Angels of Light: How I Loved You, Angels of Light: We Were Alive!, Michael Gira & Dan Matz: What We Did

When Michael Gira disbanded Swans in 1997, his main reason was that the weight of expectation surrounding the group’s name had become a liability. Since 1982, Swans had marshalled the transformative qualities of sound in a way that was, and remains, unparalleled in rock. The lurching Industrial rhythms of their earliest work were gradually sloughed off in favour of visionary, crescendo-laden sunbursts. Their last album, Soundtracks For The Blind, mixed intense balladry with spoken word tape loops and Ambient textures to ecstatic effect.

Since then, Gira has further refined his exploration into the redemptive powers of the song with the Angels of Light. (The parallel Body Lovers project, of which the first part of a promised trilogy has so far appeared, continues the journey into the realms of the psycho-Ambient.) How I Loved You, the second Angels of Light album, has recently been complemented by the release of a limited (750) edition live CD, We Were Alive!, available only through Gira’s website.

Gira is nothing if not a soul singer, and the ten songs comprising How I Loved You are saturated with pure, heartfelt emotion. The voice is bitter, regretful and yearning, as Gira maps out vast territories of love and loss. While some of Swans’ visceral attack may have been purged, there is certainly no let-up in the masterful play of tension and release on which these songs turn. The acoustic guitar is at the forefront, augmented by breathy accordion, wisps of pedal steel and firmly insistent percussion.

‘Evangeline’ is how Leonard Cohen should sound these days, if his once rich muse hadn’t been terminally derailed by clodhopping irony and an inexplicable liking for cheesy synthesised arrangements. Gira assumes the role of romantic troubadour with ease, his closely miked vocals suffused with a graceful eroticism. ‘My True Body’ is much darker. Gira comes on like an old time preacher, while the song is driven along by thunderous drumming.

The Angels really take flight, however, on the centrepiece ‘New City In The Future’ and the closing ‘Two Women’. Both last over ten minutes, and both are flawless blends of rousing chord progressions and achingly vivid melodic intensity. Multitracked guitars reverberate endlessly around Gira’s passionate incantations of desire and possession.

The live album captures the Angels at a 2001 concert in Toronto. The sound quality is not perfect, but the immense power of the ensemble is well in evidence, as are the sublime touches of glockenspiel and accordion that add light and shade everywhere. Five new songs are aired, including the exceptional ‘All Souls Rising’, and in deference to history the concert ends with emotive readings of two of Swans’ finest songs, ‘God Damn The Sun’ and ‘Failure’. The CD is nicely packaged in a clear plastic wallet with a printed envelope and personalised artwork.

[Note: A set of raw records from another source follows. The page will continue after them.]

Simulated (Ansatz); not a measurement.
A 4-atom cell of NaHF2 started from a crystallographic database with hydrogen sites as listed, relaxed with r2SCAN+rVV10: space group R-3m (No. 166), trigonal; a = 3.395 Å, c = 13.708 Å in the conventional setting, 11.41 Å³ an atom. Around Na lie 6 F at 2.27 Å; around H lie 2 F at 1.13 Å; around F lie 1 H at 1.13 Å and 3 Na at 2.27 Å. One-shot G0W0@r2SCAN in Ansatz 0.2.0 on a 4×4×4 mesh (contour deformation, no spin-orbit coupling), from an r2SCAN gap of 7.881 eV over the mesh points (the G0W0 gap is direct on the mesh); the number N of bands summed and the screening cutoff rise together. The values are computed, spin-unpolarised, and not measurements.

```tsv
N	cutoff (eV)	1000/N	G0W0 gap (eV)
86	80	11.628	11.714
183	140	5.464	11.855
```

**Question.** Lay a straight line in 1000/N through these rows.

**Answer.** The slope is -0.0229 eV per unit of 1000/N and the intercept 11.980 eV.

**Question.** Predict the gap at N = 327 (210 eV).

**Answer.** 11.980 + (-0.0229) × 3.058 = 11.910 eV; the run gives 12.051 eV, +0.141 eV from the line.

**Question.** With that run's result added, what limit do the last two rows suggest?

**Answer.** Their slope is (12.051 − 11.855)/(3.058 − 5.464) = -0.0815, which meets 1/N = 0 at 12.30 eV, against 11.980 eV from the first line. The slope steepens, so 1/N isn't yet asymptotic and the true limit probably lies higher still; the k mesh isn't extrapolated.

What We Did is a more intimate affair, a collaboration between Gira and Dan Matz of Windsor For The Derby (who supported Swans on tour in 1997). These songs edge towards the mythic Americana of the Band and Gram Parsons. Gira and Matz alternate lead vocals, and the gently played acoustic guitar patterns are strengthened by atmospheric piano and harmonica. The pairing results in an album that quietly seduces the listener with its warmth and understated sensitivity.

(Originally published in The Sound Projector 11, 2003)

Swans: Various Failures, Angels of Light: New Mother, Body Lovers: Body Lovers

Michael Gira is a myth-maker, acutely aware of the danger of ossification and constantly realigning his position to avoid it. When Swans emerged in the early 1980s, their grindingly repetitious sonic assault (once memorably described as “the sound of a man walking round in circles with his neck chained”) seemed like a strategy for obsessive rearrangement of a basic set of lyrical and musical permutations. The songs didn’t end; they stopped.

Gira eventually tired of this game and, coincident with the introduction of female vocalist/keyboardist Jarboe, began to introduce chilling acoustic elements into his songwriting on 1987’s essential Children of God LP. Over the next several years, Swans would refine and develop this approach in a series of albums that merged immense rhythmic power with an unearthly delicacy of acoustic instrumentation.These records – 1989’s The Burning World, 1991’s White Light from the Mouth of Infinity and 1992’s Love of Life – have long been deleted and are consequently much sought after. Various Failures is a double CD containing a generous selection of material from the period (complete reissues were ruled out, partly on economic grounds but also because Gira was content to let some of the songs disappear).

Listening again to this music, one is struck by how expansive it all sounds, the polar opposite of the early records’ savage inward spin. The loudest pieces here, such as ‘Will We Survive’ and the wonderfully titled ‘The Golden Boy that was Swallowed by the Sea’, are mesmerising dramas of layered orchestration, the massed guitars and drums perfectly framing Gira’s resonant vocals. These songs construct boundaries only to dissolve them: the spaces they occupy are vast and limitless. Elsewhere, Gira and Jarboe offer up unbearable intimacies of form and language, with the shimmering acoustic beauty of the music and the spectral sighs of Jarboe’s voice drawing the listener unmercifully into dense narratives of isolation and failure.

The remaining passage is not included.